When Lou Piniella was a player for the New York Yankees, he once flung his batting helmet in the dugout in anger and grazed the head of his manager Bob Lemon.
“But that was a ricochet,” said Piniella’s Yankees’ teammate Fred Stanley, defending his buddy. “It bounced off two things first. It was not an all-out assault.”
Just the same, Lemon started wearing a helmet in the dugout after that, just in case.
Piniella, now the manager of the Chicago Cubs and two years removed from his last serious temper tantrum when he kicked dirt on the shoes of the third-base umpire (who acted all offended as if somehow this was unexpected), finds himself in a little bit of an awkward position.

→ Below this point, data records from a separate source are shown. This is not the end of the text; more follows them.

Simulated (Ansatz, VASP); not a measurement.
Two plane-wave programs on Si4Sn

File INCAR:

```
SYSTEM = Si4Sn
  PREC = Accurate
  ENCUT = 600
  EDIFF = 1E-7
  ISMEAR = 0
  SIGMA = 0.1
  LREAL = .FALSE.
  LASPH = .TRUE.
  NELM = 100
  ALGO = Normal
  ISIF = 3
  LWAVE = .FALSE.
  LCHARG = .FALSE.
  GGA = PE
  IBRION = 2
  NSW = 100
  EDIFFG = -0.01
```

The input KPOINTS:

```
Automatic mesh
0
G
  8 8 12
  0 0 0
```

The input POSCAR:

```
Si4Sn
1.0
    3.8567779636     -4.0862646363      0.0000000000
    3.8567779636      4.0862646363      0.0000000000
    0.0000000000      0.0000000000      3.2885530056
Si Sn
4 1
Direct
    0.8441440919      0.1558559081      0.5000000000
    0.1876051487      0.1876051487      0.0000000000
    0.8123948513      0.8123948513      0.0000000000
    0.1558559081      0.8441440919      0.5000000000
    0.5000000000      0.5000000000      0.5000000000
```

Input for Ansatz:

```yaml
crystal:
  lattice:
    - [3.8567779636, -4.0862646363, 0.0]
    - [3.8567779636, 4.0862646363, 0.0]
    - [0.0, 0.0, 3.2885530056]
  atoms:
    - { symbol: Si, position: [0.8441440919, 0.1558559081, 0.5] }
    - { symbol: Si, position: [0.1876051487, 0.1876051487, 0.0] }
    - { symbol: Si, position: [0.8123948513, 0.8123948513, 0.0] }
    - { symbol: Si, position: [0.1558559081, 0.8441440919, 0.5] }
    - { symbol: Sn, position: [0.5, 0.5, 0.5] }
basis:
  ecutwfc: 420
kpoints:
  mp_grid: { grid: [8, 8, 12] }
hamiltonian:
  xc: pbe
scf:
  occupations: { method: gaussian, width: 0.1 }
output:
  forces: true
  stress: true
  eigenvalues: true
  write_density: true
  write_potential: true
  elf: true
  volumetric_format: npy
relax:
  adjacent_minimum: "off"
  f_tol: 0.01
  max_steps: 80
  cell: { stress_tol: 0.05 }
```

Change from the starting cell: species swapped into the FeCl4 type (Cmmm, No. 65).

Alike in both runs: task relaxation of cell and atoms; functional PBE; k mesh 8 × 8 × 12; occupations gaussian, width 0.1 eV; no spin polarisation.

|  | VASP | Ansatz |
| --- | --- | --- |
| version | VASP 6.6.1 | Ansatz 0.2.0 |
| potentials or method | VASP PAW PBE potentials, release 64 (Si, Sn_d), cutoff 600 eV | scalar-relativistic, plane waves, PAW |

This week alone, Piniella has had two players ejected and two take their bats to the new drink dispenser in the dugout as if it was a giant orange piñata. These incidents shockingly did not involve Milton Bradley, a player who once had to be physically restrained from running up to his team’s TV booth in full uniform to yell at a broadcaster who said he lacked self control.
On Wednesday, Piniella’s pitcher, Carlos Zambrano, put on a show that had one Internet outlet calling it “one of the top meltdowns ever,” strong words in a sport that boasts more babies per square inch than your average daycare center.
Zambrano, arguing a call that, naturally, was incontrovertibly correct, was thrown out of the game by the home plate umpire and responded by trying to throw out the umpire. When that didn’t work, Zambrano threw the ball into the outfield and then proceeded to attack the Gatorade dispenser.
Piniella raced out of the dugout to help restrain Zambrano, which is required of all baseball managers when one of his players is seriously disturbed, but Piniella could barely contain the giggles as he watched Zambrano give the ump the heave-ho.
It’s hard for Piniella to act all self-righteous when one of his players acts like a two-year-old, since he was the poster two-year-old as a player.
But now Zambrano faces a suspension, which means that just as he’s maybe returning to form after a stint on the disabled list, he will be on the bench again.
Every sport has its goofballs. Hockey has its goons. But there is still a certain honor there that is not present in the seemingly more dignified sport of baseball. I am watching Wednesday night, as the Chicago Blackhawks line up, as hockey tradition dictates, and shake hands with the Detroit Red Wings after their overtime loss in overtime sends Detroit to the Stanley Cup Finals against the Pittsburgh Penguins.
Like they’re taught in pee-wees, they go down the line saying, “Good job,” to opponents who only minutes earlier tried to rupture their spleens.
Hockey is, well, charming as hell.
The Red Wings refused to touch their conference trophy after their victory, because they didn’t touch it last season and they went on to capture the Stanley Cup.
That’s a tradition as well. You don’t touch something as trivial as a conference trophy in hockey, you barely look at it, because it’s not the big one, the Stanley Cup, the one that demands your full respect and attention.
The Penguins touched their conference trophy, though. They put their fingerprints all over it, even carried it around. Why? Because they didn’t touch it last year and they lost to Detroit in the Stanley Cup Finals.
How do you not love this sport?
Baseball players don’t shake hands with their opponents. They act like babies and beat up drink dispensers and reduce their managers to those parents you feel sorry for in preschool when their kid is the biter.
You suspect Piniella will handle things. He’ll explain to Carlos why it’s wrong to try to throw the umpire out of the game and to swing your bat in the dugout.
And if that doesn’t work, Piniella can always start wearing a helmet.